CULTURE French zoo awaits permission to keep pandas


French zoo awaits permission to keep pandas

Global Times

08:10, November 06, 2019


Photo taken on June 12, 2018, shows giant pandas Huan Huan and its cub Yuan Meng play at the Beauval Zoo in Saint-Aignan, France, June 12, 2018. (Photo: IC)

Whether or not a French zoo south of Paris can keep its pandas depends largely on its ability to accommodate the endangered animal and benign cooperation with China, Chinese panda experts said Tuesday as French President Emmanuel Macron was visiting Shanghai. 

The 10-year loan of Yuan Zi and Huan Huan, expires in 2022, raising the question of an extension during Macron's visit, French news agency AFP reported on Monday.

After the two black-eyed plantigrades arrived at Beauval zoo in 2012, attendances jumped from 600,000 to 1.6 million visitors a year, its director was quoted as saying by AFP. 

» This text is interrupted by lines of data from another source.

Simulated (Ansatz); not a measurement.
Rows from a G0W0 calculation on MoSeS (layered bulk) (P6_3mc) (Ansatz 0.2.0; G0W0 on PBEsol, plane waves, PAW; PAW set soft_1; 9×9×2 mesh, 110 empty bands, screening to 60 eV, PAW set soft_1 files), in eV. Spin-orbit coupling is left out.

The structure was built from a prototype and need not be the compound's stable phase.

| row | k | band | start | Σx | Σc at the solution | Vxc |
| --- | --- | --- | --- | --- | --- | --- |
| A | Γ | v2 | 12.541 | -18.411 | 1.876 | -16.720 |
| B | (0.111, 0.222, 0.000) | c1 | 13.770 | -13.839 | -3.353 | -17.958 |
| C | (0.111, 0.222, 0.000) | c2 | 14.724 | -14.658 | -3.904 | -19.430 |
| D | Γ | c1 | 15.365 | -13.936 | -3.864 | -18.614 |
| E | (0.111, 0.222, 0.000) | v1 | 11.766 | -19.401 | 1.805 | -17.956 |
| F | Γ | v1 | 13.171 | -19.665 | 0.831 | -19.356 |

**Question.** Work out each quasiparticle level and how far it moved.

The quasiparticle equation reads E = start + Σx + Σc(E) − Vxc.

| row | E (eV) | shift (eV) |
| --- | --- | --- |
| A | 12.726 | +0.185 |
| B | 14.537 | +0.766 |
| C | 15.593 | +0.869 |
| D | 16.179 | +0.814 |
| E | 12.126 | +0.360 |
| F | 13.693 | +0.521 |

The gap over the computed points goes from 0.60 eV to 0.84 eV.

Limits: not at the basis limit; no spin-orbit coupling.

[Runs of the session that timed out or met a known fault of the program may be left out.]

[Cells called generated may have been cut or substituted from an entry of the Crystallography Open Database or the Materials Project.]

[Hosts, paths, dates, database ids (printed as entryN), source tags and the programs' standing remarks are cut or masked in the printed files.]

The French must talk to China Wildlife Conservation Association, a bureau of China's State Forestry and Grassland Administration (SFGA), an SFGA official told the Global Times on condition of anonymity on Tuesday. 

As to whether the pandas could stay, the association failed to reply to the Global Times as of press time. 

Apart from filling out all the paperwork, the zoo must offer a qualified home and living conditions for the bears, Diao Kunpeng, a panda expert at the Beijing-based NGO Shan Shui Conservation Center, told the Global Times. 

For example in 2017, Netherlands' Ouwehands Zoo built a 9,000-square-meter "Pandasia" for two Chinese bears in a traditional Chinese style at a reported cost of 7 million euros ($7.79 million).

Lending pandas to other countries helps communication, Diao said, noting pandas project Chinese soft power. 

Pandas are like ambassadors or peace envoys, he said, and "help link people from China and the recipient countries together." 

Then there's the food issue, said Zhao Huawen, founder of the Eudemonia Bank, a Chengdu-based organization dedicated to protecting panda habitats.

"A panda is very picky about what he puts into his mouth and the zoos have to import bamboo or other food from China as pandas are prone to intestinal and stomach digestion problems."

Strict rules were needed for raising pandas, Chinese internet users opined. 

"It is like letting your dear baby live in another person's house," posted one typical user on China's Quora-like platform Zhihu. 

"Of course we have to make sure it gets the best."

Benign cooperation with Beijing is also vital, as keeping pandas requires frequent exchanges between breeders, veterinarians and other professionals from the two sides, the experts noted. 

Altogether 59 pandas are living in zoos overseas, media reported.